Cajun Festival Boosts Visibility Of Unique Kind of Folk Music

But some hope growing popularity won't dilute its flavor

Robert Jardell and Pure Cajun are churning out a song called "Sugar Bee" driven by the cadence of a Cajun accordion and violins, while couples dance a two-step. Just a short walk away, you can buy a handmade melodeon - don't call it an accordion.

New Orleans? Well, not quite, but the organizers of the 17th annual Cajun and Bluegrass Music Festival, held Labor Day weekend in Escoheag, R.I., say it's close. "This is the largest annual Cajun festival outside the state of Louisiana," says Bernie Zawacki, brother of Franklin Zawacki, who founded the event.

It may be Cajun, but the event seems to have a slightly Yankee flavor to it. At a catering tent underneath a hand-painted sign that says "Bourbon Street Blackeners," this reporter asks "Cajuns" who look suspiciously like East Coast college students where they learned the secrets of Cajun cooking. "Actually, we're all culinary majors at Johnson and Wales, in Providence," admits David Ickowitz.

Over the last 17 years the festival has become a significant landmark on the Cajun music scene, even if most of the couples doing the Cajun waltzes seem to be from Cambridge, Mass.

Franklin Zawacki, the festival's founder, says that the music has come a long way from near obscurity in Rhode Island.

"People here didn't know what Cajun was at the beginning - they called it 'Cay-JOON.' " But the music caught on - thanks in part to the annual festival - and now thousands of people who know how to pronounce "Cajun" correctly show up every year for the three-day event, which includes cuisine like jambalaya and alligator.
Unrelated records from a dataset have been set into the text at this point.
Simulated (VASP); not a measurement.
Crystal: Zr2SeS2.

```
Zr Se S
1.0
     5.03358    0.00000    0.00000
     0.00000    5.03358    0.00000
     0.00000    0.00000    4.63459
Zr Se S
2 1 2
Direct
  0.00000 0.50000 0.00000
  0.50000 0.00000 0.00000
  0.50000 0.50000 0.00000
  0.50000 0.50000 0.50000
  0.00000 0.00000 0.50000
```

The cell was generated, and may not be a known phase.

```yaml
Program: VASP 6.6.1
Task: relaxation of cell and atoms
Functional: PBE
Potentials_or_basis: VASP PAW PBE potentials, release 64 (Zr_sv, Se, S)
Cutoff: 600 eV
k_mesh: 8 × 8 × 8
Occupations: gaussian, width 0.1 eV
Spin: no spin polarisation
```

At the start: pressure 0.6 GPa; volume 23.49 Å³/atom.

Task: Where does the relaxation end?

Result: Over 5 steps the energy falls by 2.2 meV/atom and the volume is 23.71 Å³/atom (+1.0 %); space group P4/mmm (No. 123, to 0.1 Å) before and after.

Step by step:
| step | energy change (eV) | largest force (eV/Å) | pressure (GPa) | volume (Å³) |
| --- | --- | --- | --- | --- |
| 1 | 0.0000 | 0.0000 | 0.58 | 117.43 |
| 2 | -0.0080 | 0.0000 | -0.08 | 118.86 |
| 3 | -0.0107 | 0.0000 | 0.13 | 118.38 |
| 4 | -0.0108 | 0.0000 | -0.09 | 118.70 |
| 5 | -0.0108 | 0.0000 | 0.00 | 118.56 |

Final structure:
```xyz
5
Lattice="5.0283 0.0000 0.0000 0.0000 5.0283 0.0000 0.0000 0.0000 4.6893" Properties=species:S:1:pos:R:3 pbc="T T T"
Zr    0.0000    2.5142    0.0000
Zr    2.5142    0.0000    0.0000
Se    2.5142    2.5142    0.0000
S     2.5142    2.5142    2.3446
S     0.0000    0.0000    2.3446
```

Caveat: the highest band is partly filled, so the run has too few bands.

Incorporating percussion instruments such as triangles, spoons, and washboards, the music has lyrics sung in Cajun French dialect, which makes it hard for musicians to cross over into the American mainstream. Festivals like the one here are still the main way for Cajun musicians to take their music - which originated in south Louisiana dance halls in the 1880s - to a wider audience.

Most of the current Cajun performers trace their musical beginnings back to Dewey Balfa, a Cajun fiddler who became prominent on the circuit during the 1960s folk-music revival. DL Menard is the current elder statesman of Cajun music, with up-and-coming bands including Steve Riley and the Mamou Playboys and Geno Delafose.

"Our music is just a niche in the folk realm - it's not even as popular as bluegrass," explains Larry Miller, a former Louisiana math and science teacher with Cajun roots who decided to become a melodeon-maker nearly 10 years ago. "We're not looking for a popularity blowout or anything, because when that happens, the music will take on all the commercial trappings that will destroy its real flavor."

But there is little reason for Miller to worry - selling 5,000 to 10,000 copies of an album is considered a good run. Cajun music is a small enterprise, with many bands selling their music retail-direct while performing live on the Cajun circuit, which stretches as far as Japan and Europe.

But turning real Cajun into bona fide pop art is a hard trick. Putting the music to a rock-and-roll beat or singing the lyrics in English rarely works, says Steve Riley of the Mamou Playboys. "The French language gives a certain rhythm to the music. It wouldn't sound right in English."

The music itself has now become a way of preserving the Cajun language and culture, which is slowly assimilating into mainstream America. Most Cajun bands cross over to country music when going in search of hits, says Riley. But, he says, "I don't want to go the country route."

The challenge for musicians like Riley is to let their music grow without changing its essential character.

"You need to keep a balance between doing new things with the music and keeping it close to its roots," he says.